Current CSS to hide Choice component search

Does anybody have any current CSS to remove the search bar from a choice component? It’s such a poor experience on mobile devices because the search bar gets focus immediately and automatically pops up the keyboard covering have the screen. In my case, there is no need for the search option.

I do have some CSS that’s been working for quite a while, but now I have a problem because I want to add a new choice component using the radio button style, and my current CSS causes all radio choices to be hidden.

So now I’m looking for a different solution. Removing my current CSS is now leading to user complaints because the choice search bar is showing again and slows data entry because the keyboard keeps popping up unsolicited.

The users don’t need or want the choice search. I just want it gone. I’ll accept anything that works globally or with specified class names. Doesn’t matter to me. I found a couple of threads that had different solutions, but I was not having any luck getting them to work. The threads were about a year old, so now I’m wondering if there are any more modern solutions that people have.

1 Like

I might have something that works. Any thoughts on these? I’m not great at CSS.

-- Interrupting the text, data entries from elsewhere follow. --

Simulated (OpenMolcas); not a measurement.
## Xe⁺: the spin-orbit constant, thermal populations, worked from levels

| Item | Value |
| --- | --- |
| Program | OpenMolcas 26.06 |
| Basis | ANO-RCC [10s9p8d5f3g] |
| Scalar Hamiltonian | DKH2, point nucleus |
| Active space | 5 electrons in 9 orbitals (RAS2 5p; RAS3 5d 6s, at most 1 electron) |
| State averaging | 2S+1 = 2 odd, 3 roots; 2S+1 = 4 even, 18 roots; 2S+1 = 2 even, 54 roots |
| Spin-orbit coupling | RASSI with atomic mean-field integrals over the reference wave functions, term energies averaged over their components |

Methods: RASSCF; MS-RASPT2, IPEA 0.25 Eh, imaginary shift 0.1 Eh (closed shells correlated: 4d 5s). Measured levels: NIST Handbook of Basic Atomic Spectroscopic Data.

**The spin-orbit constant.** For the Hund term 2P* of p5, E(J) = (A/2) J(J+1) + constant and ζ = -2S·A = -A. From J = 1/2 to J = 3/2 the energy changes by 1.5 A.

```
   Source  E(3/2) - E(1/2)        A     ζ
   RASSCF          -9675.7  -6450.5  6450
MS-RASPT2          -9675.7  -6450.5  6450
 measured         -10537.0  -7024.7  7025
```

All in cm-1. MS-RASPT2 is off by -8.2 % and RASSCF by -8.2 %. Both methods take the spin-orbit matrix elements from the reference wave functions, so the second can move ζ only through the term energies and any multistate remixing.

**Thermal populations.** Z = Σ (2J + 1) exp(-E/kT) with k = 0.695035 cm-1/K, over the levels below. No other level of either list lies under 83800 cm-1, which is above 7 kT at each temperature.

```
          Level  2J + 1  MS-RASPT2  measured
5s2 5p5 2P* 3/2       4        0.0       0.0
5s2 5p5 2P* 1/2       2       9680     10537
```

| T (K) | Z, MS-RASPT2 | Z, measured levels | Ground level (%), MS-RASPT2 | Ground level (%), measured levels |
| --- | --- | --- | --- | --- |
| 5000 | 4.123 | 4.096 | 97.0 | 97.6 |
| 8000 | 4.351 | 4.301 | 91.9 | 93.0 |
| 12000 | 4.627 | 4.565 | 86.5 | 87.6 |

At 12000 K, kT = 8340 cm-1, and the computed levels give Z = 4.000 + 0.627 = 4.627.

label:has(input[placeholder*="Search"]) {
  display: none !important;
}

or

label:has(input[aria-label*="Search"]) {
  display: none !important;
}

or, this which I maybe like better

label:has(input[role*="searchbox"]) {
  display: none !important;
}
3 Likes

I’m surprised that the search bar only appears when using the dropdown style and not with the radio style. I’m not sure if the following code actually works on the radio style:

#app-modal-root > [aria-label="Select options"] > div {
    display: none;
}
or
#app-modal-root  > div > div {
    display: none;
}
4 Likes

Thank you! Both of those options seem to work as well. They remove the search from the dropdown style choice components while keeping the radio options visible on radio style choice components. The first one looks to be a little more specific to the search box, so I’d probably choose that over the second option.

I wonder how well these work with different languages, especially the ones that look at placeholder and aria-label? I assume Glide translates placeholder to different languages, but do they translate aria-label as well? I think that’s why I was leaning towards my third option of looking at ‘role’ assuming it’s a value that is never translated to a different language.

3 Likes

Oops, my mistake — I misunderstood earlier.
It turns out you already had a preferred option.

Your analysis is correct, and your choice makes sense as long as it works reliably.
Attributes that appear in the UI (like placeholders or aria-labels) indeed carry the risk of being translated, so avoiding them is the safer approach.

4 Likes

I appreciate your input. If there’s anybody I trust with CSS, it’s you.

6 Likes

@Jeff_Hager I assume you went for this one (more reliable than the others)?

I went with that one because I’m assuming Role is more of a back end code variable, so less likely to be influenced by language translations and other factors that would cause it to change. Just feels like something that would remain consistent. Of course it’s all assumptions.

1 Like

Jeff, since search elements appear in many components, it’s safer to include #app-modal-root so the selector only targets the modal and nothing else. The div here is the wrapper that contains the entire search block, so hiding it removes the whole search section:

#app-modal-root [role="dialog"] > div {
    display: none;
}

If you need it more specific, you can add your own class.
Also, there’s no need to add * or !important—those can easily become bad precedent and cause issues later.

3 Likes

I made the change and it’s working so far. Thanks again!

3 Likes

As a side note, it’s nice to see such conversations happen here in the community forum rather than in Slack.